Conservative lawmakers and think tanks say the Republican-led Congress is ditching its commitment to smaller government and less spending by signing off on a new, two-year spending bill that would boost spending by $300 billion, and usher in a return to $1 trillion annual budget deficits.
Republican leaders said Wednesday they support the deal as a way to ensure more defense spending, and note it would also create a bipartisan committee that will try to recommend new budgeting reforms. The deal envisions a year-long suspension of the debt ceiling, which should pass this week while Congress spends a few more weeks writing legislation to enact other parts of the spending deal.
But in the short term all conservatives see is a huge boost in spending that will break the budget caps House Speaker Paul Ryan, R-Wis., helped enact just a few years ago.
It’s estimated to add $300 billion through fiscal year 2019, something the conservative House Freedom Caucus said is unacceptable.
“The House Freedom Caucus opposes the deal to raise spending caps on discretionary spending by nearly $300 billion over two years,” the group said late Wednesday. “We support funding for our military, but growing the size of government by 13 percent adds to the swamp instead of draining it.”
“This is not what the American people sent us here to do,” the group added.

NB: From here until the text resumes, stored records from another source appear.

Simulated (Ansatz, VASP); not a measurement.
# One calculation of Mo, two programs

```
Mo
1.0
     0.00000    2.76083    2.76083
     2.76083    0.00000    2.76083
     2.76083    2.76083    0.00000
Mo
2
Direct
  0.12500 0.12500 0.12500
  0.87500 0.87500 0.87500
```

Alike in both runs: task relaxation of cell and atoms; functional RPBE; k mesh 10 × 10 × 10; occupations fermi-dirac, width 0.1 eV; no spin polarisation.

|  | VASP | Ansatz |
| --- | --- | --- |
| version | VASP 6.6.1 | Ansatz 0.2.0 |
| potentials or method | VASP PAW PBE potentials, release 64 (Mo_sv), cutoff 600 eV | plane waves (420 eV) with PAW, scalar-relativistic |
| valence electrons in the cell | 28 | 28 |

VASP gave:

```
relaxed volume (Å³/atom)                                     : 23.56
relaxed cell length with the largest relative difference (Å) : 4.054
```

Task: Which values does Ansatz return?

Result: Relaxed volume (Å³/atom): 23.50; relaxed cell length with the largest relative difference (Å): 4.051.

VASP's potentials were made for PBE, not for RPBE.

On CNN Thursday, HFC Chairman Mark Meadows, R-N.C., said the deal is “eye-popping and eyebrow raising.”
Heritage Action, the advocacy arm of the conservative Heritage Foundation, agreed that more spending means adding to the swamp that President Trump wanted to drain.
“While our nation’s military was woefully underfunded by the previous administration, today’s deal is fiscally irresponsible and creates serious long-term budget challenges,” the group said.
“President Trump was elected to drain the swamp and speak up for the forgotten men and women,” it added. “The deal, crafted by congressional leaders, also sets the stage for additional policy concessions, including a so-called gentleman’s agreement to bailout Obamacare. It only serves as a reminder of just how out of touch Washington remains with the rest of the country.”
Writing in the Washington Examiner, Sen. Rand Paul, R-Ky., said this week’s plan to boost the debt ceiling is forcing the GOP to abandon fiscal reforms, by attaching it to a bill to keep the government open past Thursday.
“The powers that be say, ‘Either vote to continue the deficit spending or shut the government down,'” he wrote. “While I don’t want to shut down the federal government, I also don’t want to keep open a government that borrows a million dollars every minute.”
Those comments stood in stark contrast to comments from GOP leaders, who welcomed the deal mostly as a way to finally boost defense spending.
“It is time that Congress does its Constitutional duty to enact responsible legislation that funds the entirety of the federal government, most importantly our national defense,” said House Appropriations Committee Chairman Rodney Frelinghuysen, R-N.J.
Speaker Ryan supported it in part by saying it’s a GOP victory because defense spending would increase by $54 billion, while domestic spending, a Democratic priority, would see a lesser increase.
The deal envisions more spending on the opioid epidemic, disaster aid and infrastructure. If passed into law by March, it will likely take a combination of votes from Democrats who can support it even though it won’t have any immigration language attached, and non-deficit hawk Republicans.
Meanwhile, deficit hawk Republicans were already bracing for what they thought would be a deal that blows through the spending restraints Congress passed less than a decade ago.
“I’m afraid that the numbers will get so high and the debt ceiling will get added and it will be a Christmas tree of spending, that a lot of votes will be bought,” Meadows, R-N.C., warned Wednesday.